The ATR Pool

There is a huge Absent Teacher Reserve pool. For various reasons throughout the year, schools need to hire leave replacements. Vested teachers have lives, and often need to take breaks. The Department of Education must hire teachers from within this pool. The Absent Teacher Reserve pool has grown disproportionately large under Mike Bloomberg, largely due to Bloomberg’s large scale closing down of schools and a widespread divesting and subsequent diaspora of these teachers. Really good, professional teachers. 

ATRs have been displaced and largely have the mentality of freelance workers. Sometimes they get placed in gigs they really like. Other times, it’s not that great. It’s like anything else. It’s work. Sometimes their gigs last weeks, sometimes months, and then they have to pack it up and keep it moving.  

They are sometimes treated like second class citizens in their schools because there is a stigma that exists for some: that all these teachers are ineffective. Largely, that’s not the case. It’s just that the school’s numbers crunched out in different ways and earned letter scores of A, B, C, D, or F. 

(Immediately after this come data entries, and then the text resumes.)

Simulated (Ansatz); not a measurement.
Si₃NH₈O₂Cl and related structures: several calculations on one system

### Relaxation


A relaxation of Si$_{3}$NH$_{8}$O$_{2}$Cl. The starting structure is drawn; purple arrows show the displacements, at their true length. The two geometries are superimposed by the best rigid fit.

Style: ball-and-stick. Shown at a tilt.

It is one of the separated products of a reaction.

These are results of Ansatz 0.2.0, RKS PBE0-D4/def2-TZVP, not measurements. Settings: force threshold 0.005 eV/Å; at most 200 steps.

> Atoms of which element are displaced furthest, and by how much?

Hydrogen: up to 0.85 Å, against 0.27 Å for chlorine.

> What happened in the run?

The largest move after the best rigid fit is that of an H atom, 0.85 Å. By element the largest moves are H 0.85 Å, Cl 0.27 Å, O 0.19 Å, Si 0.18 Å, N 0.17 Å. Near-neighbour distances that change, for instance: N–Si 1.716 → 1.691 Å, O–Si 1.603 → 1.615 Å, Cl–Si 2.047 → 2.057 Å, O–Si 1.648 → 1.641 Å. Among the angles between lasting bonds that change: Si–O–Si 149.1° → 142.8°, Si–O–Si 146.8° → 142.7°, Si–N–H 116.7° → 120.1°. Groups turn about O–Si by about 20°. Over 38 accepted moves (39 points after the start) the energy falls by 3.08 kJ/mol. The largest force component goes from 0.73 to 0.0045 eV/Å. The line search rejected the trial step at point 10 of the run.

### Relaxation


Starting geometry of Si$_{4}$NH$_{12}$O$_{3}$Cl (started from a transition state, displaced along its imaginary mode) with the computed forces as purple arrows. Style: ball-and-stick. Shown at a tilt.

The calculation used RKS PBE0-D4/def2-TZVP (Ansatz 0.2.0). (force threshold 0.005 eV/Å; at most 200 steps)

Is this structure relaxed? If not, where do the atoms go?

Yeah, do you remember that? Those city-issued “grades” that made you feel good (or bad) about the school you were sending your kid to? There was no rhyme or reason for many of those closures. 
Schools that were highly rated one year tanked the next, and the statistics going into the letter grading system really amounted to fuzzy math. 

Listen I’m just calling it like I see it, people. I’m not here to condemn anybody. But that’s what the system is. Everyone wants to make a living. We’ve worked harder for less and less. Be grateful you have a job, right? And thank God we do. 

But what’s missing is solidarity. 

We used to have a strong union. It’s still strong in many ways. I’m glad to be a part of it. But mistakes were made and teachers were sold out. 

Plain and simple. Do I really need to explicate further? 

ATRs are the nomads of the Department of Education, the widespread refugees from all the displaced schools. Ask any ATR where they’re coming from and they’ll have a story of the way things were “before they shut it down”. Bigger schools got arbitrarily broken up and were replaced by smaller schools with auspicious-sounding names.

Educational fads and legislation come and go. Some of the more rigorous, highly bankrolled educational trends stick around longer, say for about five years. The conventional wisdom in the trenches is to try to be a good sport and pick up on the trends a little bit. Surely enough, after public interest has waned, a new group will come in. I’ve seen a lot of these consultants with entire zeitgeists come and go, bringing with them lots of paperwork and color coded expensive folders. Then they’re forgotten. 

ATRs are a valuable part – perhaps the most valuable part – of the DOE today. They’ve been through it, and they’re still coming back.